Boolean identity == True vs is True - python

It is standard convention to use if foo is None rather than if foo == None to test if a value is specifically None.
If you want to determine whether a value is exactly True (not just a true-like value), is there any reason to use if foo == True rather than if foo is True? Does this vary between implementations such as CPython (2.x and 3.x), Jython, PyPy, etc.?
Example: say True is used as a singleton value that you want to differentiate from the value 'bar', or any other true-like value:
if foo is True: # vs foo == True
...
elif foo == 'bar':
...
Is there a case where using if foo is True would yield different results from if foo == True?
NOTE: I am aware of Python booleans - if x:, vs if x == True, vs if x is True. However, it only addresses whether if foo, if foo == True, or if foo is True should generally be used to determine whether foo has a true-like value.
UPDATE: According to PEP 285 § Specification:
The values False and True will be singletons, like None.
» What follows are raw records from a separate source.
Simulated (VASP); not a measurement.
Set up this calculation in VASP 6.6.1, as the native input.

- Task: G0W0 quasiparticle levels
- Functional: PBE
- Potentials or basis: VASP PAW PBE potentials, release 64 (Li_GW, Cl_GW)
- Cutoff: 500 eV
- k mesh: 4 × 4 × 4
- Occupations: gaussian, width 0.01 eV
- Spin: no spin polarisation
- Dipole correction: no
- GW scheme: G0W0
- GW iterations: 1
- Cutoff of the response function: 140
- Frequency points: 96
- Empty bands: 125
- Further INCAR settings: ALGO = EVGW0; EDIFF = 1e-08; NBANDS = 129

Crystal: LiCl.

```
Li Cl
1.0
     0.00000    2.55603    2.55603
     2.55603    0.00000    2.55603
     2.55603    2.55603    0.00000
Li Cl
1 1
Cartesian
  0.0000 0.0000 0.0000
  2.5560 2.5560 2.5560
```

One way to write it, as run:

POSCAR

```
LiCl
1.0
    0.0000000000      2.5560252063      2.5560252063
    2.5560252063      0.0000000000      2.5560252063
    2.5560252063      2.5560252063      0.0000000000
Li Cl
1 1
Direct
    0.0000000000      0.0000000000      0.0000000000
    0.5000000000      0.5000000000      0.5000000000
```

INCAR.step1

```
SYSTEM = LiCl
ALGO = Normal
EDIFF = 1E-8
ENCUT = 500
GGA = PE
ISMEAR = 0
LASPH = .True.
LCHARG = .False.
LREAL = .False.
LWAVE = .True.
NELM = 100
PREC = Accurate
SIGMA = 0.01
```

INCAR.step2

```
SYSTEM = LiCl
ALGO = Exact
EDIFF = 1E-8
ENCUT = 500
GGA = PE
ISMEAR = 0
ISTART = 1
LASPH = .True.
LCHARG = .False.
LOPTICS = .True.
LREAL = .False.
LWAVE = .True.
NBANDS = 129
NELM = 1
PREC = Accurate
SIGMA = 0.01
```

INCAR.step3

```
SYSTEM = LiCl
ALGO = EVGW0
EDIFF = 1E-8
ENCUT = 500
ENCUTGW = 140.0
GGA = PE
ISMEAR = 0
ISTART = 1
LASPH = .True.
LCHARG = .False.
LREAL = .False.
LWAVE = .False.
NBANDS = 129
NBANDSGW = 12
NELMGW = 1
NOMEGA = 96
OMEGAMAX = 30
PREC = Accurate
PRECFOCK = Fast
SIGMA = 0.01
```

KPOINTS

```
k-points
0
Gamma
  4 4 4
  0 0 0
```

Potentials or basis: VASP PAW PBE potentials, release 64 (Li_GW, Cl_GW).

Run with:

If you want to determine whether a value is exactly True (not just a true-like value), is there any reason to use if foo == True rather than if foo is True?
If you want to make sure that foo really is a boolean and of value True, use the is operator.
Otherwise, if the type of foo implements its own __eq__() that returns a true-ish value when comparing to True, you might end up with an unexpected result.
As a rule of thumb, you should always use is with the built-in constants True, False and None.
Does this vary between implementations such as CPython (2.x and 3.x), Jython, PyPy, etc.?
In theory, is will be faster than == since the latter must honor types' custom __eq__ implementations, while is can directly compare object identities (e.g., memory addresses).
I don't know the source code of the various Python implementations by heart, but I assume that most of them can optimize that by using some internal flags for the existence of magic methods, so I suspect that you won't notice the speed difference in practice.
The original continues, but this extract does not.